A rare Emporda Chardonnay, with only 500 bottles made. Banana notes, with some vanilla and custard cream and good acidity, with an undertone of wild mushroom. Well made, but why produce Chardonnay here?
An organic blend of Garnatxa Blanca, Chenin Blanc and Chardonnay from one of the most dynamic producers in the region, this is a modern, oaky white showing flavours of pear and apple with some cinnamon spice and tangy acidity.
Just in case you think I’ve got the maths wrong, this wine is already on a deal until October 1st at £16.99, so the combined discount brings it to £12.74. It’s a youthful, Chardonnay-dominated bubbly with 30% Pinot Noir adding fruit to the former variety’s acidity and structure. It could do with a little more bottle age (what do you expect for such a well-priced wine?) so don’t be afraid to tuck it away for a year or two. But right now, it’s very drinkable: zesty and fresh, with notes of citrus, wet stone and brioche.

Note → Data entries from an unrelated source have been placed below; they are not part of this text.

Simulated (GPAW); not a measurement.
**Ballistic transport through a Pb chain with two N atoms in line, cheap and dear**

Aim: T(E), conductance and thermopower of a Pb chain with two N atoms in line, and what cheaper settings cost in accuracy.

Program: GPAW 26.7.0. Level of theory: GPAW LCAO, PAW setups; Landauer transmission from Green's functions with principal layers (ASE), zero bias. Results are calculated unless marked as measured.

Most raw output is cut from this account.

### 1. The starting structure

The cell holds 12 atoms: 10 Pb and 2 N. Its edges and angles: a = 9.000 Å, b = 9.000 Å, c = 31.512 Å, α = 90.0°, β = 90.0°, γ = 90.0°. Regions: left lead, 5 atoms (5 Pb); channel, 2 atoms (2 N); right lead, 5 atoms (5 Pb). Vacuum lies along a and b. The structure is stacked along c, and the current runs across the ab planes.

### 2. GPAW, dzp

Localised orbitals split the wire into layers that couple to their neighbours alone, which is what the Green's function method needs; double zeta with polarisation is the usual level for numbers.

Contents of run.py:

White Burgundies from the 2009 vintage don’t lack opulence, but the best ones have freshness and bite, too. This is certainly on the ripe and honeyed side, but it has enough freshness for balance, with notes of vanilla and nutmeg spice, pear and citrus fruit and an appealingly honeyed texture.
Supple for a 2011, but showing good underlying acidity, this southern Burgundian Chardonnay is all about fruit and focus, not oak. It’s taut and fresh with a whiff of orange zest, and flavours of fennel, white peach and pear.
2007 was a vintage that was overlooked in Burgundy, both for reds and whites, which is a shame as they are drinking really well now. This has a delicious combination of honeyed development with bracing acidity to pull the wine back into line. Taut and chalky, with impressive palate length.
If you’re on the hunt for comparative bargains in th Côte de Beaune, Marc Colin in Saint Aubin should be at the top of your list. This is everything I love about 2012 white Burgundies: focused, yet generous, with citrus rind acidity, a touch of oatmeal, subtle oak and a core of stony, chalky fruit. Superb white Burgundy at a very affordable price.
When he was at Cloudy Bay (and that was for over 20 years) Kevin Judd was better known for his Sauvignon Blancs thatn his Chardonnays, but the latter were sometimes even more exciting. This superb effort from the top notch 2010 vintages deserves a place among the country’s best interpretations of the grape. It’s smoky and toasty, with flavours of citrus and hazelnuts and a long, minerally finish that wouldn’t look out of place in Puligny-Montrachet.
The whites were much more impressive than the red from this Yarra Valley estate in 2011. This cool climate Aussie Chardonnay is deliberately made in a fairly wild, funky style and it works: savoury and complex, with subtle oak and notes of oatmeal, honey and lemon zest. Lovely.
2011 was a slightly tricky vintage in Chablis, so hats off to the Co-op for finding a wine that delivers under £10. It’s a fairly soft, forward style, but there’s enough steeliness to stop it cloying. It’s fresh and appealing with no oak and supple pear and spice on the palate.